To cancel job job0 with jobid 29509 (obtained through squeue), you would use :
$ scancel 29509
interactive jobs
- Example 1: access one node in interactive for an hour
$ srun --nodes=1 --time=00:30:00 -p cpu_short --pty /bin/bash
[user@node001 ~]$ hostname
node001
- Example 2: access on a node with a GPU for 30 minutes
[user@ruche01 ~]$ srun --nodes=1 --time=00:30:00 -p gpu --gres=gpu:1 --pty /bin/bash
- Use
--x11
option if you need X forwarding.
job arrays
Job arrays are only supported for batch jobs and the array index values are specified using the --array or -a option of the sbatch command. The option argument can be specific array index values, a range of index values, and an optional step size as shown in the examples below. Jobs which are part of a job array will have the environment variable SLURM_ARRAY_TASK_ID set to its array index value.
# Submit a job array with index values between 0 and 31
[user@ruche01 ~]$ sbatch --array=0-31 job
# Submit a job array with index values of 1, 3, 5 and 7
[user@ruche01 ~]$ sbatch --array=1,3,5,7 job
# Submit a job array with index values between 1 and 7
# with a step size of 2 (i.e. 1, 3, 5 and 7)
[user@ruche01 ~]$ sbatch --array=1-7:2 job
The subjobs should not depend on each other. SLURM can start these jobs in every order, at the same time or not.
chain jobs
If you want to submit a job which must be executed after another job, you can use the chain function in slurm.
[username@ruche01 ~]$ sbatch slurm_script1.sh
Submitted batch job 74698
[username@ruche01 ~]$ squeue
JOBID PARTITION NAME USER ST TIME NODES NODELIST(REASON)

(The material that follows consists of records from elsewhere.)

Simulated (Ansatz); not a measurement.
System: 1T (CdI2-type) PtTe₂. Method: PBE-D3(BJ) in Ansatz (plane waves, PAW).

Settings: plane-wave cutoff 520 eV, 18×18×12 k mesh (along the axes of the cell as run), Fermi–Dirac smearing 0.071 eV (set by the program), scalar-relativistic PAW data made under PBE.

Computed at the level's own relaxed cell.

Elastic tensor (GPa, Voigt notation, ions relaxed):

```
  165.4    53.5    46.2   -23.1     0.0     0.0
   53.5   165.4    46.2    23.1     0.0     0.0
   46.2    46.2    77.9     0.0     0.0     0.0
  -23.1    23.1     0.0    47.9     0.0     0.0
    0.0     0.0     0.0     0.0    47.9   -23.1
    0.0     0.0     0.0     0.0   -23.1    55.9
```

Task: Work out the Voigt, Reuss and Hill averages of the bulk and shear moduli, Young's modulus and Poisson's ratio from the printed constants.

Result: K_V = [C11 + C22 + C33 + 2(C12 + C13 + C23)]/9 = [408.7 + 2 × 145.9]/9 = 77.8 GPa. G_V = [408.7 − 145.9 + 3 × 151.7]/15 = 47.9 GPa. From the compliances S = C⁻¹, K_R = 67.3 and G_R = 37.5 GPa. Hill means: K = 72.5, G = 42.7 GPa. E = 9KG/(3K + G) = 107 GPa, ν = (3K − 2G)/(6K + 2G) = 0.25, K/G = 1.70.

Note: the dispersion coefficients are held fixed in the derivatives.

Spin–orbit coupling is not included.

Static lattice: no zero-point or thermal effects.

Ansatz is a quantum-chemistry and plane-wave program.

74698 ******* ******* username PD 0:00 * *******
[username@ruche01 ~]$ sbatch --dependency=afterok:74698 slurm_script2.sh
Submitted batch job 74699
[username@ruche01 ~]$ sbatch ---dependency=afterok:74698:74699 slurm_script3.sh
Submitted batch job 74700
Note that if one of the jobs in the sequence fails, the following jobs remain by default pending with the reason “DependencyNeverSatisfied” but can never be executed. You must then delete them using the scancel command. If you want these jobs to be automatically canceled on failure, you must specify the –kill-on-invalid-dep = yes option when submitting them.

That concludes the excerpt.